Cut off our doubt, inform us of the blessed Dharma, O thou of
great understanding; speak in the midst of us, O thou who art
all-seeing, as is the thousand-eyed Lord of the gods.

"We will ask the muni of great understanding, who has crossed the
stream, gone to the other shore, is blessed and of a firm mind:
How does a bhikkhu wander rightly in the world, after having gone
out from his house and driven away desire?"

The Buddha said:

"Let the bhikkhu subdue his passion for human and celestial
pleasures, then, having conquered existence, he will command the
Dharma. Such a one will wander rightly in the world.
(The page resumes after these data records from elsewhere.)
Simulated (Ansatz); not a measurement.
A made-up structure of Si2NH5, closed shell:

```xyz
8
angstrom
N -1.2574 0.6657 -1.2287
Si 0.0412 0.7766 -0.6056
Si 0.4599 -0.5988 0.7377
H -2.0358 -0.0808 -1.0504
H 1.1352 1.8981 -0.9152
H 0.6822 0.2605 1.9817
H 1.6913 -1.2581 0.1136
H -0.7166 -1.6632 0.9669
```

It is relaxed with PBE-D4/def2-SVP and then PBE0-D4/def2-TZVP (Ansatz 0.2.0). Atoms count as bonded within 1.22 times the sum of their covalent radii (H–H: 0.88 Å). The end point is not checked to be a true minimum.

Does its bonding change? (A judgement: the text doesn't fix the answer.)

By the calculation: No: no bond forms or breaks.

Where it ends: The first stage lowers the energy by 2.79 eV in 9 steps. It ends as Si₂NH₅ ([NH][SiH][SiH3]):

"He whose lusts have been destroyed, who is free from pride, who
has overcome all the ways of passion, is subdued, perfectly
happy, and of a firm mind. Such a one will wander rightly in the
world.

"Faithful is he who is possessed of knowledge, seeing the way
that leads to Nirvana; he who is not a partisan; he who is pure
and virtuous, and has removed the veil from his eyes. Such a one
will wander rightly in the world."

Said the bhikkhus: "Certainly, O Bhagavat, it is so: whichever
bhikkhu lives in this way, subdued and having overcome all bonds,
such a one will wander rightly in the world."

The Blessed One said:

"Whatever is to be done by him who aspires to attain the
tranquillity of Nirvana let him be able and upright,
conscientious and gentle, and not proud.

"Let a man's pleasure be the Dharma, let him delight in the
Dharma, let him stand fast in the Dharma, let him know how to
inquire into the Dharma, let him not raise any dispute that
pollutes the Dharma, and let him spend his time in pondering on
the well-spoken truths of the Dharma.

"A treasure that is laid up in a deep pit profits nothing and may
easily be lost. The real treasure that is laid up through charity
and piety, temperance, self-control, or deeds of merit, is hid
secure and cannot pass away. It is never gained by despoiling or
wronging others, and no thief can steal it. A man, when he dies,
must leave the fleeting wealth of the world, but this treasure of
virtuous acts he takes with him. Let the wise do good deeds; they
are a treasure that can never be lost."

And the bhikkhus praised the wisdom of the Tathagata:

"Thou hast passed beyond pain; thou art holy, O Enlightened One,
we consider thee one that has destroyed his passions. Thou art
glorious, thoughtful, and of great understanding. O thou who
puttest an end to pain, thou hast carried us across our doubt.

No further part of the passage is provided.